Vervaunt is an energetic and forward-thinking eCommerce and paid media consultancy that helps premium brands and ambitious retailers grow online.

Google Shopping has become a key channel for our clients at Vervaunt. On average, about 60 to 75% of our clients’ ad spend goes through Google Shopping. This investment is yielding big results, as Shopping is typically one of the most cost-efficient channels to drive net new customer acquisition.

Competition is heating up

This major opportunity has led to steep competition, with two main factors now shaping the landscape:

Major retailers are stepping up

Amazon’s impression share year-over-year has doubled. We see them competing with almost all of our clients, regardless of industry — even in luxury, where Amazon typically has a weaker offering. This increasing competition will drive up costs and CPCs within the auction, while challenging retailers to find opportunities to compete.

Newcomers are getting in the game

Brands of all sizes can now use Google Shopping because automated feed technology has become scalable and accessible. There are APIs from Shopify and Magento to the Merchant Center to facilitate the Google Shopping set-up, and the introduction of Smart Shopping is providing retailers with easy access and simple day-to-day management.

The game-changing growth of Google Shopping

From 2014 to today, Google Shopping has risen to hold the majority of Google Paid Search clicks within US retail. While it accounted for less than 30% in 2014, it’s now at 62%.

The market share of Google Shopping is most significant for non-brand retail searches, such as when users search for “t-shirt” rather than “H&M t-shirt.” For these non-brand queries, Google Shopping Ads now account for 88% of paid search clicks.

How to optimize your shopping campaigns and increase ROI

With Google Shopping, as opposed to text ads, brands bid at a product level, and cannot dictate the searches they appear on. For example, the bid amount is the same for “sneakers” as it is for “Nike Air Max sneakers.”

This means that in general, you should bid higher, for a more specific term, which is the most likely to convert the most often.

By using priority settings and negative keywords, you can indirectly filter search terms into specific campaigns where you adjust the bids, such as branded and non-branded queries. To take it to the next level, you can use scripts to automatically add in negative keywords if they are triggering your ads, so long as they’re not in a list of pre-defined terms you want to appear on, and aren’t driving performance.

What trends are driving Google Shopping’s evolution?

As we drill down into the numbers, we see that Google Shopping growth is underpinned by these two trends:

  • Apparel: The clothing industry captures 37% of the market share on Google Shopping, and it’s still growing. Across the fashion industry, annual growth has averaged 3.5%, with athletic wear seeing a growth rate as high as 7.5%. This is positive news for fashion brands, but competition is fierce.
  • Mobile: Google Shopping Ads on mobile fuel 79% of device ad spend, and win 87.2% of clicks (US). Mobile Shopping Ads now make up 38.6% of retailers’ total search ad spend, with these campaigns receiving 41.8% of the share of clicks across all search (US).

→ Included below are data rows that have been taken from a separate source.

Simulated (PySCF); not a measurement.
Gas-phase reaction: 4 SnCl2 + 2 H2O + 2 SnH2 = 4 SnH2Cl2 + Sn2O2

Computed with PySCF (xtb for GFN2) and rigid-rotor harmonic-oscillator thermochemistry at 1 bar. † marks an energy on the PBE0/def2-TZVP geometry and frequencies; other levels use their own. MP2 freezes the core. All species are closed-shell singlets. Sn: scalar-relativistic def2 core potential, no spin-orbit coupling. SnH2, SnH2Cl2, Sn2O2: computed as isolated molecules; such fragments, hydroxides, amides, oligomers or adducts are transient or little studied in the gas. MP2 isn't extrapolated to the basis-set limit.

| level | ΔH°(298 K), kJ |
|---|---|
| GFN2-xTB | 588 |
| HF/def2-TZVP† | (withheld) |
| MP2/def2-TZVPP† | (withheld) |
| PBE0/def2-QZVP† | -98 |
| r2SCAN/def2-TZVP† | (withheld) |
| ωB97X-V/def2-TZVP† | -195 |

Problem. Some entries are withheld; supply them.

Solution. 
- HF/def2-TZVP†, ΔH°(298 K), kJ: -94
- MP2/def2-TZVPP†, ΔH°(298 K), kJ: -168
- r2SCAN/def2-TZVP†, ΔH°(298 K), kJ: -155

Understanding the returns curve of Google Shopping investments

When it comes to Google Shopping, it’s easy to assume that spending more of your budget would yield even better results. The reality isn’t so clear cut.

If brands were to double their shopping spend, they would only drive around 50% more traffic. Instead, you need to carefully monitor your impression share and bid simulator tool to understand how much more value you can drive with additional spend.

In addition to the exponentially increasing costs, there’s also a diminishing returns curve. Generally, you can maximize coverage on branded and lower-funnel queries, which typically convert well. Then, as you expand to broader queries, your conversion rate will drop, and as you spend more, you’ll be challenged to maintain ROI. For these reasons, it remains important for retailers to implement a diversified marketing program across the major channels.